OECD expert on the future of work Paolo Falco suggested that policies which protect countries against migration and free trade would probably fail in maintaining jobs. “The problem is not the loss of jobs, because job creation is a strong upshot of technological development. Instead, the problem is the increased inequality and the society splitting into segments with higher and lower skill levels, and the success of the economy depends on which one gains the upper hand,” Paolo Falco said.

Jens Riis Andresen from McKinsey & Company talked about the future of work in a digital environment. He said that more jobs are created than lost and that the development of technology increases the demand for higher education on the labour market. Tea Danilov, the Head of the Foresight Centre, called this good news for Estonia. “The percentage of people with higher education is substantial in Estonia, yet the difference in their salaries compared to those of people with a lower level of education remains relatively small,” Danilov emphasised.

 Both experts agreed that employees with medium skill levels are the most at risk.

Kaire Holts, Research Fellow at the University of Hertfordshire, and Merle Erikson, Professor of Labour Law at the University of Tartu, spoke about the current discussion surrounding the definition of working relationships, as well as whether the protection of workers should be extended to include the new forms of work, especially in light of platform and virtual work gaining more ground. They see the main problem in the poverty risk that comes with job insecurity. “New forms of work also lead to problems in tax law because the legal status of the worker is not always clear,” Erikson explained.

European Migration Network Coordinator Ave Lauren said that labour force is no longer a stable resource and that work related migration is on the rise both in Estonia as well as worldwide. “Although countries would prefer the immigration and resettlement of talents, talents themselves prefer a mobile lifestyle. Estonia has excellent conditions for becoming a pole of attraction for talents,” she said. Johanna Vallistu, an expert of the Foresight Centre, said that Estonia is already taking this into consideration, which is a step in the right direction. “This is evidenced by the rapid development of the e-residency programme, and the first steps in creating a digital nomad visa,” Vallistu stated.

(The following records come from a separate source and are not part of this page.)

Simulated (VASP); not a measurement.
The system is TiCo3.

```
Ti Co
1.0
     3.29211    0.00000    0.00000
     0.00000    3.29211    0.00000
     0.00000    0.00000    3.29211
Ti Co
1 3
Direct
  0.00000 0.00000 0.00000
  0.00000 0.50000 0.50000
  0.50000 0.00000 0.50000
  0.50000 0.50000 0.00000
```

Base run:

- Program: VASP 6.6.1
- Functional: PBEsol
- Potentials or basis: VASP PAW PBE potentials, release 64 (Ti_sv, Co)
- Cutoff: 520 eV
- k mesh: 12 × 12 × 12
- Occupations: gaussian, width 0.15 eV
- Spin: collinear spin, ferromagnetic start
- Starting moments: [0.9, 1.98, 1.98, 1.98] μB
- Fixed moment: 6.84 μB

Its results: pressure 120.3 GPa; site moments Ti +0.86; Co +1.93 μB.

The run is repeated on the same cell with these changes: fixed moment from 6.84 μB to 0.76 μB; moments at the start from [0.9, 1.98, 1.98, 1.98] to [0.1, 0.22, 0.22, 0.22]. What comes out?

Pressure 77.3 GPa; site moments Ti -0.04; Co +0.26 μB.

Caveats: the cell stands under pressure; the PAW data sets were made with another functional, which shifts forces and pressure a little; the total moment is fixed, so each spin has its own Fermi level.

Märt Masso (Praxis) and Janno Järve (CentAr) presented the options available for countries to ensure social protection for their citizens in the changing conditions of the labour market. Their presentations showed that people increasingly work at several jobs at once or are self-employed, and that the employer centred social security schemes fail to accommodate them. The central problem of the Estonian social protection lies in its sustainability; if we hope to move towards a broader protection of new forms of work, the problems will only exacerbate further.

The Foresight Centre is a think tank at the Estonian parliament; its tasks include analysing long-term developments in the society, identifying new trends and development avenues, and drafting development scenarios. The Foresight Centre bases its studies on a variety of possible developments and outlines alternative scenarios.

 The Centre is currently working on a study on the future of the labour market, which formed the backdrop for this conference on the future of work, entitled Changing work and changing labour market. Decision points in policy shaping.